Written by Dave Gil de Rubio, email@example.com Friday, 01 February 2013 00:00
Is it the combo in the corner playing the kind of music that wouldn’t be out of place on the soundtrack to the Buena Vista Social Club as a scantily-clad lass and her sharply-dressed partner dance a mean merengue? Or maybe it’s the older gentleman in a crisp white shirt and fedora effortlessly rolling cigars while waitstaff shuttle mojitos to the assorted guests? Perhaps it’s the décor of high archways and ceilings, where fans lazily rotate, and the room features mossy green wallpaper adorned with lush palm fronds? Or it may even be the black and white portrait of the late Desi Arnez and Lucille Ball that shows the daffy redhead holding a banner that reads Havana. And while you may be wondering if you’re still in Garden City, in truth, you’ve entered Havana Central, a restaurant that evokes pre-Castro Cuba in its design, cuisine and ambience.
The man behind this explosion of Latin flavor is restaurant founder/ CEO Jeremy Merrin, who was hosting a ribbon cutting for what is now the fourth location in his string of restaurants. With the others being in Times Square, uptown near Columbia University and in Yonkers, this is Merrin’s first foray into Long Island. Located in the old Modells space at the Roosevelt Field Mall, this new eatery is just the latest addition to what’s quickly becoming a de facto restaurant row. The difference that separates Havana Central from its neighbors is that this is a sophisticated way of presenting Cuban culture while serving food that is rooted in the simplicity of both ingredients and preparation. It’s all part of the lifelong love affair Merrin has had with the Latin way of life that inspired him to open his first restaurant in 2002.
“It all started when I was in high school and fell in love with a Cuban girl. The bottom line is that I’ve always loved Cuban food,” admitted Merrin. “It takes a restaurant three to six months to get their act together and we’re actually moving along pretty quickly. But I wouldn’t feel confident giving a real official opening until I felt like we had most of the basics down. But we’ve had a good run and the last month has been very good. We’ve seen people now three, four or five times just in the month since we’ve been open.”

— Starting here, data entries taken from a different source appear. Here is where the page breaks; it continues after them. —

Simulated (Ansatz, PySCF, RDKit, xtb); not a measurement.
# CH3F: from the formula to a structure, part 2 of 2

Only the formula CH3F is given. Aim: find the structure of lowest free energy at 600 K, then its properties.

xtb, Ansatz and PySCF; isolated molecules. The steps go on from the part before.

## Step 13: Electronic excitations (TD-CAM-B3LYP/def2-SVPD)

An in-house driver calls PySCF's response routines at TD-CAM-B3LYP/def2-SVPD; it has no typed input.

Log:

Part of the success may come from the vibe that infuses the restaurant. Along with a private party room, the main part of Havana Central is a mix of booths, tables and large eating areas that have tapestry-like walls. The mostly Hispanic staff buzzes around, constantly following up on customers’ needs and wants. But however welcoming or tropical the mood may be, it all comes down to the food. The driving force behind the menu is Executive Chef Stanley Licairac, who was the first employee hired by Merrin. And while he’s been professionally cooking for 20 years, this son of a Dominican father and Puerto Rican mother has been learning his trade since childhood.
“I didn’t even go to culinary school. I’m actually an airplane mechanic. I went to the College of Aeronautics,” Licairac admitted. “My parents were in the business since basically when I was in the womb. My parents had their first place when I guess I was probably about five or six years old.”
It was at a string of delis that his parents owned where the budding chef learned about Latin food staples like empanadas, ropa vieja and pernil, all of which can be found on the current menu. This fealty to the simplicity of ingredients and preparation is something that drives Licairac in trying to whip up the tastiest dishes he can.
“All across the Caribbean culture, we all eat the same thing. I can’t say that our food is better or they’re better than us. What I can say is that our food is a lot more rustic. We’re not trying to change anything or be chi-chi. I literally cook the exact food that I’ve eaten my entire life,” he proudly declared. “Because these are such high-volume restaurants, certain things cannot be cooked the same. Technique has changed but the flavor is there. And it doesn’t change and there’s no reason to change it. Call me old school but I like what I used to eat and everybody else seems to like it as well, so I’m sticking to that.”
Echoing this call to a simpler time is Vice President of Operations Randy Talbot. A veteran of the food service industry, the Boston native got his start at Bertucci’s, a Massachusetts-based chain of sit-down Italian restaurants known for its extensive use of brick ovens in preparing its pizza. During his 18 years with the company, Talbot prided himself in developing a culture based on the core values of trust, loyalty, responsibility and accountability. It’s something he’s carried over to Havana Central, its employees and the dining experience they provide.
“Twenty years ago, families sat down at the table and celebrated dinner. Every Sunday, Friday or whatever you always found yourself sitting around the table with your family and actually had conversations and you ate and it was a celebration. Today, American culture is almost eating to survive,” Talbot pointed out. “There are a lot of fast-food places that have popped up and everybody is all about get ’em in, get ’em out. I want you to come to Havana Central and spend an hour and a half and feel like you are on vacation. We want to make sure that when you walk through those two front doors that you are going to know instantly that you are somewhere that you’ve never been before.”